# Bayesian Spatio-Temporal Graph Transformer Network (B-STAR) for Multi-Aircraft Trajectory Prediction
Author: Yutian Pang, Arizona State University


Email: yutian.pang@asu.edu

# Part 1: IFF ASDE-X Flight Track Data Processing with PySpark and Hadoop
This is a demonstration of using PySpark and Hadoop for large-scale processing of IFF ASDE-X data. In practice, this data processing would be performed on a server or high-performance cluster via ssh.

## Module Requirements

This Jupyter notebook has been tested with:
- Ubuntu 20.04 LTS (and 18.04 LTS)
- Python 3.8.5 (and 3.8.10)
- Spark 3.1.1 with Hadoop3.2 (and Spark 3.2.1 with Hadoop3.2)

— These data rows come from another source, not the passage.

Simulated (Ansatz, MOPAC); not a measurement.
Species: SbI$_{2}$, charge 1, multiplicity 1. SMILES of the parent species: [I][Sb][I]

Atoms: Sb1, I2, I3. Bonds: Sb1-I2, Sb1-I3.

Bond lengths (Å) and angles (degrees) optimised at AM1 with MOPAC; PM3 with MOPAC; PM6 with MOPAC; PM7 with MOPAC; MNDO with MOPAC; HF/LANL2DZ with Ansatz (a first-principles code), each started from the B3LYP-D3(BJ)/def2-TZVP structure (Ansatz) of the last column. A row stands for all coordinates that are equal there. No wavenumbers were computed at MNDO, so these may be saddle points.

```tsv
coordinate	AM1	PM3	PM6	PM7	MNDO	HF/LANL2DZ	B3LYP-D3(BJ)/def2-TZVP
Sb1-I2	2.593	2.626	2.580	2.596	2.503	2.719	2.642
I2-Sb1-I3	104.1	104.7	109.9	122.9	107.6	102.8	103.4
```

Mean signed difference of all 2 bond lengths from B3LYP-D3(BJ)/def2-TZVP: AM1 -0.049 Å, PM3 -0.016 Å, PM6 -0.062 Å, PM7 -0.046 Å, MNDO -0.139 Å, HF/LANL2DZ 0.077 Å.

The software in parenthesis were tested together. Other combinations of Ubuntu, Python, and Spark should be verified for compatibility. See [this](https://stackoverflow.com/questions/58700384/how-to-fix-typeerror-an-integer-is-required-got-type-bytes-error-when-tryin) article for further guidance.

### Instructions for Windows 10 Users

1. **Install Ubuntu on Windows 10 with Windows Subsystem for LInux (WSL)**
    - Windows 10 users with admin privileges can enable Windows Subsystem for Linux (WSL) following [these](https://docs.microsoft.com/en-us/windows/wsl/install-win10) directions.
        
        
2. **Install Anaconda in the Ubuntu terminal**
    - A user can then install Anaconda on their WSL Ubuntu distribution following [these](https://gist.github.com/kauffmanes/5e74916617f9993bc3479f401dfec7da) instructions. 
        
        
3. **Download and unzip Spark on WSL**
    - Identify the distribution of Spark and Hadoop you require [here](https://spark.apache.org/downloads.html).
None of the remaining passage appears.